# The Stanford Natural Language Inference Dataset

SNLI attempts to turn the question of asking whether a dachshund is a dog or not into a machine learning task. The goal of SNLI is to be able to handle all kinds of questions like the **hypernym** relationships, but also other types of entailment that encode "common sense" knowledge about the world. This dataset has become a staple test dataset in natural language understanding research.

This is a three-way classification task. The model is going to use the word embeddings to estimate the probability that each `Hypothesis` either is `neutral` with respect to the original `Text`, or whether there is an `entailment` or `contradiction` relation. If the `Hypothesis` is **entailed** by the `Text`, then this means that the `Hypothesis` MUST be true. If the `Hypothesis` **contradicts** the `Text`, then it must _not_ be the case -- that is, the `Hypothesis` MUST be false.

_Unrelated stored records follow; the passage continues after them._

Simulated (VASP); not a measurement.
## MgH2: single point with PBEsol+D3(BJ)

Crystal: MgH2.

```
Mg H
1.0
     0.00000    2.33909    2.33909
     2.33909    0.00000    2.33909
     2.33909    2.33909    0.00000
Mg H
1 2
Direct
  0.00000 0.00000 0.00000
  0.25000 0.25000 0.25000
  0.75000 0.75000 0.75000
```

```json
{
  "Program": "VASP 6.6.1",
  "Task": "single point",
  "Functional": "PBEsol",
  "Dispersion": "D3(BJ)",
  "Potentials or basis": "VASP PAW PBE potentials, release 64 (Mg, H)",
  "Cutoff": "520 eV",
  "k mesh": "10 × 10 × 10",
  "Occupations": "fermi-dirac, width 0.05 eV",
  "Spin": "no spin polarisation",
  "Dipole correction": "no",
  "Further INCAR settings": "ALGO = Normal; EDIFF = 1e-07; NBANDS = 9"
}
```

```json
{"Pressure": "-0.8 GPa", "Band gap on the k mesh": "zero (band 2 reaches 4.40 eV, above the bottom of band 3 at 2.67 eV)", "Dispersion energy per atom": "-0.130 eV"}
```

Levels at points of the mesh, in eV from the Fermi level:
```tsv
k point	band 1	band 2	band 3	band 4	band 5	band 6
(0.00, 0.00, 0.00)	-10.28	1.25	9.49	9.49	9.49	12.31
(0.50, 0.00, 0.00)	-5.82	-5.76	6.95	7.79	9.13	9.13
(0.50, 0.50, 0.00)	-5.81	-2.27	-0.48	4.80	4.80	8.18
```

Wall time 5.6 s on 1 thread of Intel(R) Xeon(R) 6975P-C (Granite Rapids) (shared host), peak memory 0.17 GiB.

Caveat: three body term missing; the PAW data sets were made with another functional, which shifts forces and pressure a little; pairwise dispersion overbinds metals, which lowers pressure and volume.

There are approximately 550,000 **training** items, and 10,000 **test** items. We use the test items to evaluate the training items -- we don't want our models to just memorize the training data.



In [1]:
!wget https://nlp.stanford.edu/projects/snli/snli_1.0.zip

from zipfile import ZipFile
import json

data = ZipFile('./snli_1.0.zip')
data = {name: data.read(name) for name in data.namelist()}

# break training data down into lines
training_file_contents = data['snli_1.0/snli_1.0_train.jsonl'].decode('utf-8')

# store as jsons
training_jsons = []
for x in training_file_contents.split("\n"):
  if x!='':
    training_jsons.append(json.loads(x))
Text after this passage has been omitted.